Using Regex for Text Segmentation

Aside from finding information, regular expressions help segment text either through substitution and splitting.

The command gsub() uses regexes to substitute elements.

gsub(pattern, "[enter year here]", sample_text)
 ## [1] "World War II lasted from [enter year here] to [enter year here]."

You can also split strings on that pattern using the strsplit() function.

strsplit(sample_text, pattern)
 ## [[1]]
[1] "World War II lasted from " " to " "."

 

Using patterns to split a text is useful to break down a contract, statute or treaty into its various subcomponents. As an illustration, let’s once again work with the Universal Declaration of Human Rights.

# Let's repeat the part of lesson 2 and load the Universal Declaration of Human Rights.
library(pdftools)
 


human_rights  <- pdf_text("https://www.ohchr.org/EN/UDHR/Documents/UDHR_Translations/eng.pdf")
# Recall that the pdf_text() function returns an object separated by page. We want to turn this into a single text object.

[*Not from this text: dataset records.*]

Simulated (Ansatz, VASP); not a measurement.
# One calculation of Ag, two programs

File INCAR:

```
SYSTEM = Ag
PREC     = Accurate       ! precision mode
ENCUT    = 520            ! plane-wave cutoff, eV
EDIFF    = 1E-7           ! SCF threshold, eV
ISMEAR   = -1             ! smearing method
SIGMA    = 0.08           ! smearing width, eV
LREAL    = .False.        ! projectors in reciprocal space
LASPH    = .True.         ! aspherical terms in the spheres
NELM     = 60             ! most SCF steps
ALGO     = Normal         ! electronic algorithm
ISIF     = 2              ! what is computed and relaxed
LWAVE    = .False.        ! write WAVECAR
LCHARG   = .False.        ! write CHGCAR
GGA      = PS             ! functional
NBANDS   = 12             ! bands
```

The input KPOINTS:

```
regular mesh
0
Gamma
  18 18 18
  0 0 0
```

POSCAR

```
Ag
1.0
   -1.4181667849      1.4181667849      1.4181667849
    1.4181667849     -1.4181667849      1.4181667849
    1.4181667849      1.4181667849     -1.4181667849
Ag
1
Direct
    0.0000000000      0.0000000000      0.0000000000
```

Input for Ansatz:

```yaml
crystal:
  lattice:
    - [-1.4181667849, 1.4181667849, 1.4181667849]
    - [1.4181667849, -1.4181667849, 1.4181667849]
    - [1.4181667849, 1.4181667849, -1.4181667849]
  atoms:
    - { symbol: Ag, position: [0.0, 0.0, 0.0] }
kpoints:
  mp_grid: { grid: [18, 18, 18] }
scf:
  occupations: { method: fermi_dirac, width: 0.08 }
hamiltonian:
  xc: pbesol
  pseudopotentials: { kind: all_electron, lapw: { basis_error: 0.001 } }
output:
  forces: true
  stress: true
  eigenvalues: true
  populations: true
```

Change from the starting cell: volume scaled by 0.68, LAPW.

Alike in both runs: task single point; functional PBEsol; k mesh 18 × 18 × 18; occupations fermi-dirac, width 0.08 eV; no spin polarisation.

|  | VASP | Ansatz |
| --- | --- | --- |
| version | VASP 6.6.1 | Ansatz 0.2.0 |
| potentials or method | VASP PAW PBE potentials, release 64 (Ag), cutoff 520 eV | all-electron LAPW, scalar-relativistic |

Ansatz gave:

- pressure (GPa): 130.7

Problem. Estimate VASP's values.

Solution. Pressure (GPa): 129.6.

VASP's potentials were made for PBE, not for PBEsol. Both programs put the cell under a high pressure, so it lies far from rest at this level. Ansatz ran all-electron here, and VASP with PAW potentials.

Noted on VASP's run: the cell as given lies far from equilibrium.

human_rights <- paste(human_rights, collapse = " ") 

 

Fortunately, legal documents are often quite uniform. We can exploit that feature to segment them into subcomponents.

Take a look at the Universal Declaration. You will notice that it is segmented in articles which each have their own article headers. These headers follow the pattern of “Article” + space + one or more digits. As a result, the regex “Article\\s\\d+” should allow us to properly split the Declaration into articles. If you try this, though, you will see that it misses “Article 1”, because unlike the others, it is formatted with a Roman numeral as “Article I”. So a comprehensive regex looks for the word “Article” + space + one or more digit OR “Article” + space + a capitalized letter. We thus use the regex “Article\\s\\d+|Article\\s[A-Z]”

We can then follow a three-step processes of identifying, extracting and splitting based on the pattern we input into the regex.

# (1) identify our pattern in the text

article_matcher <- gregexpr("Article\\s\\d+|Article\\s[A-Z]", human_rights)

# (2) extract the pattern

article_headers <- regmatches(human_rights, article_matcher)[[1]]
# (3) and then split the text at the pattern

article_text <- strsplit(human_rights,"Article\\s\\d+|Article\\s[A-Z]")[[1]]

 

Finally, we want to create a dataframe that has the number of the article in column 1 and its text in column 2. Note, however, that since treaties have preambles, there will be more article_texts than article_headers.

# Hence, we have to add another header (preamble) before we can match the headers and text in a dataframe.

article_headers <- c("Preamble",article_headers)
 
# At last, we can combine the headers and text in a dataframe.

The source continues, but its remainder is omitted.